SALT LAKE CITY, UT.- In the words of author Robert Coles, “Helen Levitt has had the uncanny ability to offer us those brief, revealing moments in everyday life that give our time here meaning.” The Utah Museum of Fine Arts (UMFA) presents Helen Levitt Photographs, an exhibition celebrating the influential works of one of the most important photographers of the twentieth century. This exhibition is presented with support from Albion Financial Group.

Consisting of more than thirty photographs from the museum’s permanent collection, Helen Levitt Photographs are on view in the UMFA’s second-floor LDS Galleria from February 24, 2011–June 12, 2011. Many of the works in this exhibition were donated to the UMFA by Helen Levitt’s family, including her brother, Bill Levitt (1917-2009), of Alta, Utah; Bill’s wife, Mimi Levitt; Bill’s son, Toby Levitt, of Salt Lake City, Utah; and Toby’s wife, Heather Levitt.

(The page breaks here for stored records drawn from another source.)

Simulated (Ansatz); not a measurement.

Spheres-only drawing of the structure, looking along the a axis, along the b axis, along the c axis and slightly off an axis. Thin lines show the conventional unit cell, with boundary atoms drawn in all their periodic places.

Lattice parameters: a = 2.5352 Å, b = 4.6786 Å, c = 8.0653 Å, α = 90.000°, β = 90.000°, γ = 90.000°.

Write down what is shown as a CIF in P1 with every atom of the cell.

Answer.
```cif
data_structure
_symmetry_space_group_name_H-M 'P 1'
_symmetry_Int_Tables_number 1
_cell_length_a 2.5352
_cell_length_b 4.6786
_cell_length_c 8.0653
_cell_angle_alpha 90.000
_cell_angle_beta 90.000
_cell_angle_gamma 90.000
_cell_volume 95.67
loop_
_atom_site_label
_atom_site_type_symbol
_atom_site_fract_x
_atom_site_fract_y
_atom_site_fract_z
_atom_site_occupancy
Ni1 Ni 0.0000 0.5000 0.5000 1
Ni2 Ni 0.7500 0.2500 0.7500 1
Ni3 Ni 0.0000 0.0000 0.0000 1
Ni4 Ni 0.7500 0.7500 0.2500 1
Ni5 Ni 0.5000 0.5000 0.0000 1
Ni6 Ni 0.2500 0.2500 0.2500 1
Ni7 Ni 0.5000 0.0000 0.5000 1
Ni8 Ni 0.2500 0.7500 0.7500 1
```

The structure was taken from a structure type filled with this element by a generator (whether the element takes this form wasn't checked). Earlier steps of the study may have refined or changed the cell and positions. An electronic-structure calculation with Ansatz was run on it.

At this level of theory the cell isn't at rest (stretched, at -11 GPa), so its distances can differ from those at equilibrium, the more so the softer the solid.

This presentation of photographs highlights key periods in the career of artist Helen Levitt (1913-2009), with a special focus on her urban street images of children and everyday life in the late 1930s and early 1940s––when Levitt emerged as a key member of the New York School photographers––as well as later works from her long and accomplished career.

A native of Brooklyn, New York, Levitt was a self-taught photographer who lived and worked in the same place for over seventy years. Levitt began her photography career in 1931 when she dropped out of high school to work for commercial photographer J. Florian Mitchell. During this period, Levitt came to know several leading photographers of the time, including Henri Cartier-Bresson, Walker Evans, and Ben Shahn, and she was greatly influenced by their desire to inspire social change through photography.

Levitt began her life-long fascination with urban street life in 1937 while teaching a children’s art class. She became fascinated with ephemeral chalk drawings on New York City streets, and soon began photographing the transitory drawings and the children who made them. From that time on, Levitt focused her work on children who viewed the streets as their playground, and the everyday lives of ordinary people in the city’s working class neighborhoods. Levitt’s black and white photographs during the 1930s and 40s captured fleeting moments in a lyrical, unobtrusive style.

In 1939, Levitt’s noted photograph, Halloween, was included in the Museum of Modern Art’s (MoMA) inaugural exhibition for its new photography section. During the same year, her work was published in Fortune magazine. Four years later the MoMA held Levitt’s first solo exhibition, titled Helen Levitt: Photographs of Children.

Levitt took a job as a film editor in the early 1940s, and soon began working on documentaries and films of her own. In 1948, Levitt was nominated for an Academy Award for The Quiet One, which she wrote and created with Janice Loeb and James Agee. Levitt continued making films for nearly twenty-five years.

In 1959 and 1960, Levitt received grants from the Guggenheim Foundation, and returned her focus to still imagery. Levitt was a pioneer in color photography, capturing the innocent, vibrant activity of her beloved New York City streets in dye-transfer color prints.

The first major published collection of Levitt’s work took place in 1965 in a catalogue called A Way of Seeing. Today there are numerous published collections of her photographs. Levitt received her first national retrospective in 1991, organized by the San Francisco Museum of Modern Art, which traveled to major American museums and introduced the nation to one of the most celebrated yet least known photographers in history.

The UMFA’s exhibition, Helen Levitt Photographs, combines dozens of candid black and white photographs from the 1930s and 1940s, as well as later works, both color prints and gelatin silver prints, from the 1970s and 1980s. Together, these photographs highlight Levitt’s astonishing capacity for capturing lyrical and mysterious moments in the everyday life of New York City.